Is America Headed Toward a Faith-Based Election?
A theology professor talks about the role of religion on the campaign trail

Baptist minister and former Arkansas governor Mike Huckabee captured the Iowa caucuses early this month. Former Massachusetts governor Mitt Romney, a Mormon, has been forced to publicly defend his religion. Pundits compare Illinois Senator Barack Obama’s speeches to soulful church sermons. All along the 2008 campaign trail, religion is much in the news, but is that fascination with the religion of political candidates a new thing? And what does it mean for the rest of the campaign?
To find out, BU Today spoke with Nancy Ammerman, a School of Theology professor, who has spent much of the last decade studying American religious congregations. Ammerman has written extensively on conservative religious movements, including Bible Believers: Fundamentalists in the Modern World, a study of an independent Baptist church in New England, and Baptist Battles: Social Change and Religious Conflict in the Southern Baptist Convention, which received the 1992 Distinguished Book Award from the Society for the Scientific Study of Religion.
BU Today: What does Mike Huckabee’s win in Iowa say about the impact of religion in today’s presidential politics?
Ammerman: In some ways, it says that religion is more important, that someone who is overtly religious can be a viable candidate. In other ways, it says that religion is less important, or simply part of the overall package. I think what we see in a number of the candidates is that their religious identities are salient. People are paying attention and asking about those religious questions, but it’s not the single defining characteristic for most of these candidates.
Is there a danger that the line between church and state is becoming blurred?
There’s an enormous misunderstanding in much of American society about what the separation of church and state means. Many people have taken it to mean the separation of religion and politics — that religion is one of those things, like sex, that you’re not supposed to talk about in public. That’s a cultural norm, not a constitutional requirement. Our constitution prevents us from using any force of law to take religious tests or give religious institutions any kind of privilege. We can’t say to Mitt Romney, “Because you’re a Mormon, you’re not qualified to be president.” We can’t say to Mike Huckabee, “Because you’re a southern Baptist, you’re not qualified to be president,” or that unless you belong to an officially recognized religious group you can’t participate.
The other thing our constitution says is that our government is not permitted to make any law that infringes on a person’s free exercise of religion. I think most people would agree that free exercise includes being able to talk about how one’s religious beliefs impact how one thinks about the common good.
In Iowa, Huckabee was promoting his religion, while Romney was defending his. Does this mean the debate is not about faith, but about brands?

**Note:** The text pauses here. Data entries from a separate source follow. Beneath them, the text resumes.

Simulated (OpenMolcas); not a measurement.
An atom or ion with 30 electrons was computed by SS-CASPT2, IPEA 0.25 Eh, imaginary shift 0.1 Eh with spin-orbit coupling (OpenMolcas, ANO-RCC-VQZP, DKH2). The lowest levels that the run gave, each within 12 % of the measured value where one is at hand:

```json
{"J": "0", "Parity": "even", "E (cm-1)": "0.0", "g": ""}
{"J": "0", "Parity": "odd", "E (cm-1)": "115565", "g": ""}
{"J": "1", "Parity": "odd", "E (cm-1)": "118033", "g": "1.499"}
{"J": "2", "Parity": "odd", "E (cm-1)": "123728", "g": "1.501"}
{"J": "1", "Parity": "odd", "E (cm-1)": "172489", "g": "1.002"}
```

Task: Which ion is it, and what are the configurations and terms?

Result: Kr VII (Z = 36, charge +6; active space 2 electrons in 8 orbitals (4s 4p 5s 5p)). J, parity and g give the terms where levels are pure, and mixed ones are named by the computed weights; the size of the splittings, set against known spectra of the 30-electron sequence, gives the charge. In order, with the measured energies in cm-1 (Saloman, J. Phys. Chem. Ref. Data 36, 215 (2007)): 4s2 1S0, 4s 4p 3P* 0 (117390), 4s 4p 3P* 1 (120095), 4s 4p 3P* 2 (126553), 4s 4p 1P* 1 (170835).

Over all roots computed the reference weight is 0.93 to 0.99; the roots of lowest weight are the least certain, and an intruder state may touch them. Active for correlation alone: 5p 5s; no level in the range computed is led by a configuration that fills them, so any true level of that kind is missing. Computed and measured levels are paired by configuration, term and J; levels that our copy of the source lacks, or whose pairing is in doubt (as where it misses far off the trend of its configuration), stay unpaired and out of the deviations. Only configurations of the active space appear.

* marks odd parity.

It’s at least in part about that. People identify with candidates on a whole bunch of different levels. It’s not all about what we think about their policy on health care. It’s about finding somebody that we see as like us, or at least enough like us that we trust them. And religion is part of how many Americans, not all, make that judgment. Catholics see another Catholic as someone who is “like me.” Evangelicals see another Evangelical as like them. And for Mitt Romney, there are not enough Mormons out there to counterbalance that. Mormons have been seen as a group enough different from the American mainstream for people to simply raise questions and say, “Isn’t this kind of weird?”
How did religion become such a prominent feature of today’s political landscape?
You really have to go back 30 years. Up until Jimmy Carter and Ronald Reagan, there had been a pretty extensive period in American politics where religion had faded into the woodwork. Many conservative Protestants were turned off by the political scene. The Catholic issue had died down, and Catholics had emerged into the American mainstream. So religion really hadn’t been a prominent factor.
Then with Jimmy Carter in 1976 — and the prominence of his story as a born-again person — you get the rise of the Evangelical. In an ironic way, Carter helps mobilize the Moral Majority. On one hand, he’s a very visible Evangelical. But on the other, he doesn’t support many of the positions that these more conservative folks wanted. So they start to mobilize in the late ’70s, and we’ve really seen the maturation and institutionalization of the movement during the George W. Bush administration. It’s become part of American politics, and it’s not going away. Jerry Falwell is dead, but the movement is not. Bush is really the first person that they’ve tried to put in office who has accomplished much of anything on the right wing agenda. Even though in many ways he’s not their perfect candidate, he’s done so much in terms of using executive orders and appointments and so forth to put Christian Right–style people and rules in place. He really represents a kind of an accomplishment for the movement.
Has September 11 played any part in the rise of religious beliefs in the public sphere?
We saw a bump in church attendance for a few Sundays after September 11. That has not persisted. I don’t think there’s much in the way of evidence that people are personally more religious or more attached to religious organizations post-9/11. What it may have done is make us more aware of the degree to which we cannot ignore religion in our world.
How do you see the role of religion changing once the nominees enter the general election campaign?
That really depends on what the particular mix of nominees is. If Mike Huckabee were the Republican nominee, I think one of the things that would happen would be that the more secular wing of the Democratic party would probably play the anti-Evangelical, anti-mixing-church-and-state card very hard. They would try to make his religious faith an issue, to his detriment. And I think that would probably backfire. There are just too many people out there — and they may not like Huckabee’s Evangelicalism — who would not like having someone tell them that it’s not OK to be a believer. The secular part of the Democratic Party represents a fairly small proportion of the population.
Is faith the kind of issue whose ownership is going to swing between Republicans and Democrats?
One of the things that has been very interesting, especially from 2004, is that the Democrats have been getting religion. The top three candidates can all talk pretty authentically about their own faith and involvement with a religious tradition. You have a couple of Methodists, a Congregationalist. Barack Obama really can speak from within about broad black church tradition that hits a very resonant note in the African-American community. Just listening to his Iowa victory speech, I was thinking, he’s doing call and response.
I think we really are on the cusp of a new generation of a sorting out of where religion and politics will land. Obama is really an interesting new-generation person in that regard. He’s a very faith-full person, but also very liberal as a Democrat. Huckabee is a very faith-full person, but he doesn’t toe the conservative line by any means. Both these candidates represent a kind of mixing-up of the issues. The positions of earlier candidates were much more clear: “Here are the Republicans and here are the issues, and all of the conservative Christians are on that side.”